Sitting in front of your monitors and figuring out how to resolve a code issue can become frustrating at times (actually many times!). This was my life 1 year back. My cubicle was my life and I got a perfect name for that -‘My Kop(cave) Bhavan‘. Anyone knowing me from the time I joined the IT sector will be shocked to know this side of me!.
I spent most of my career giving full attention to my 9 to 5 job. Now there is nothing wrong with that. But something was surely wrong with me. There were various factors for my state. I did not know what I wanted in life or even what I was doing with my life. Sooner or later I realized I was not happy in that state.
Jump to 2017, I finally took a break from things holding me back. And that was the turning point in my life. Then I needed something called CHANGE. An opportunity came by and I took it with all the courage I had. Going on such a trip was a culture shock for me and to be honest I thoroughly enjoyed it.
It was then that I realized that it was not the place or the people that time that mattered. What mattered was the freedom I felt at that moment. My mind got so much peace. It was something I had never felt before. People, life, my perspective, everything just changed. From that day to today, I have only seen myself getting happier and growing as a person.
Remember that happiness is a way of travel – not a destination.
-Roy M. Goodman
The first thing that trips taught me over the years is to adjust with new people. I used to be an introvert (I still am!) but now I feel more comfortable when I meet new people.

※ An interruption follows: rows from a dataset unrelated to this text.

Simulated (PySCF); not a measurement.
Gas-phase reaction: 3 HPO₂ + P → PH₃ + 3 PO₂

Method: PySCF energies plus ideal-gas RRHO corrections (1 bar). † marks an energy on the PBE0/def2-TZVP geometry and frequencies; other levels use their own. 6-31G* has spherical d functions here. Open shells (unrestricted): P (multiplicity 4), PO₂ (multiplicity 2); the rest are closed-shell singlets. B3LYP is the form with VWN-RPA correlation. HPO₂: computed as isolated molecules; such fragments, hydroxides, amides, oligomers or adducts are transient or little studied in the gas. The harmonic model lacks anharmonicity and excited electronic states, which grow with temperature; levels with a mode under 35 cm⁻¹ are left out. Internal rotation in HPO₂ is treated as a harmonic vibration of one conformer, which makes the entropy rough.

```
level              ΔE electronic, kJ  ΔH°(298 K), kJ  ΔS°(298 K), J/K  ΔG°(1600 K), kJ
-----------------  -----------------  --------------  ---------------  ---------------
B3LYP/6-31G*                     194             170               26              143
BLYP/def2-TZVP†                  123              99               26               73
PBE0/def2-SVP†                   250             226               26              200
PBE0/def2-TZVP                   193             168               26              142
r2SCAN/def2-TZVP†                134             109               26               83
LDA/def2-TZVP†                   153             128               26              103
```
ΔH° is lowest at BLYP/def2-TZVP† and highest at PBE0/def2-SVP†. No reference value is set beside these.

The next thing I learned was my love of pictures!. I did not like to get clicked but now I feel more confident in front of the camera. I love exploring the places I travel through my camera. A sincere thanks to everyone who appreciates my work.
I also found out that I am a super excited ‘ever ready’ person. Ask me for a trip and hardly hear me saying NO. I am no longer freaked out at the idea to travel with new people. Interestingly, my first ever trip was so spontaneous that it was decided a few hours before travel, and I was so freaked out even though I knew everyone on the trip!. The new me wants to explore so much now. Every trip has given me something new, and I am still exploring while I am not a solo traveller (yet).
I am no longer stressed about my work life. Life is happy-go-lucky. So happy that I don’t want to change anything about it. I have never felt so confident before. I am ready to try out new things, new activities, new hobbies. My creative side suddenly wants to try so much more.
There is still a lot to see, a lot to learn and a lot to write! And, so I can say that the journey has just begun.